In [1]:
import numpy as np
import pandas as pd

import matplotlib.pyplot as plt

In [2]:
%matplotlib notebook

# Construction Zone: Building a Metropolis-Hastings Sampler From Scratch

#### Version 0.1

-----

By AA Miller (Northwestern/Adler Planetarium)

27 Aug 2019

As we just saw, Bayes' Law provides a framework for understanding/inferring model parameters *given* some observations/data:

$$P(\theta\mid\mathbf{x}) = \frac{P(\mathbf{x}\mid\theta)\;P(\theta)}{P(\mathbf{x})},$$

where we have used the short-hand notation with $\theta$ representing the model parameters, and $\mathbf{x}$ representing the data. 

To redefine some terms,

$P(\mathbf{x}\mid\theta)$, the probability of the data given the model parameters, is the *likelihood*, $\mathcal{L}$.

$P(\theta)$, the probability of the model parameters, is the *prior*.

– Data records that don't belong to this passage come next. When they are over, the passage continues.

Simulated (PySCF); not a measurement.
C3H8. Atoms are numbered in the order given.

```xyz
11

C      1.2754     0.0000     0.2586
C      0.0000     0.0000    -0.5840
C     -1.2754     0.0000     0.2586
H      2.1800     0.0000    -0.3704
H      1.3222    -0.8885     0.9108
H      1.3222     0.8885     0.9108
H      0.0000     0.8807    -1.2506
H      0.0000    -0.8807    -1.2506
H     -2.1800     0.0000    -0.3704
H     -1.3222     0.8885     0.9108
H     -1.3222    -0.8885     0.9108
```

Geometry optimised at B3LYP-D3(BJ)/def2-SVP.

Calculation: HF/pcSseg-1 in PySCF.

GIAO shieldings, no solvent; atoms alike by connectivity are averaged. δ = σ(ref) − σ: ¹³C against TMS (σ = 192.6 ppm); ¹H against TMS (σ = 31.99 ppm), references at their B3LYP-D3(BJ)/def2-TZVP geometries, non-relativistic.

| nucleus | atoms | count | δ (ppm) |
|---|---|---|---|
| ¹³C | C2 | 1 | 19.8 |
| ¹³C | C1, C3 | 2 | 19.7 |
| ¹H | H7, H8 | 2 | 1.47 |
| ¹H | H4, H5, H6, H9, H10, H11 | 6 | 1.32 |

$P(\mathbf{x})$ the probability of the data, is the *evidence*. (That sounds weird right? More on this in a bit...)

Finally, $P(\theta\mid\mathbf{x})$, the probability of the model parameters given the data, is the *posterior*. 

We typically want to estimate some model parameters, $\theta$, and thus we need to integrate the posterior, $P(\theta\mid\mathbf{x})$.

This is **hard**.

In particular, how in the world are we supposed to estimate the *probability of data*?!

This is –– capital H –– **Hard**.

(We will discuss this on Friday)

Fortunately, $P(\mathbf{x})$ simply serves as a normalization term, and, in many applications, can be ignored. 

Thus, given that the posterior is $\propto \mathcal{L}\;P(\theta)$, we can maximize the posterior by maximizing the product of the likelihood and the prior. While this still leaves a complicated integral, there are many tools that can approximate that integral rather efficiently...

including the Metropolis-Hastings algorithm!

## Problem 1) Simulate the Observations

As we work towards implementing the MH sampler, we will attempt to solve a very common problem in the statistical literature: estimating the slope and intercept of a line from noisy data.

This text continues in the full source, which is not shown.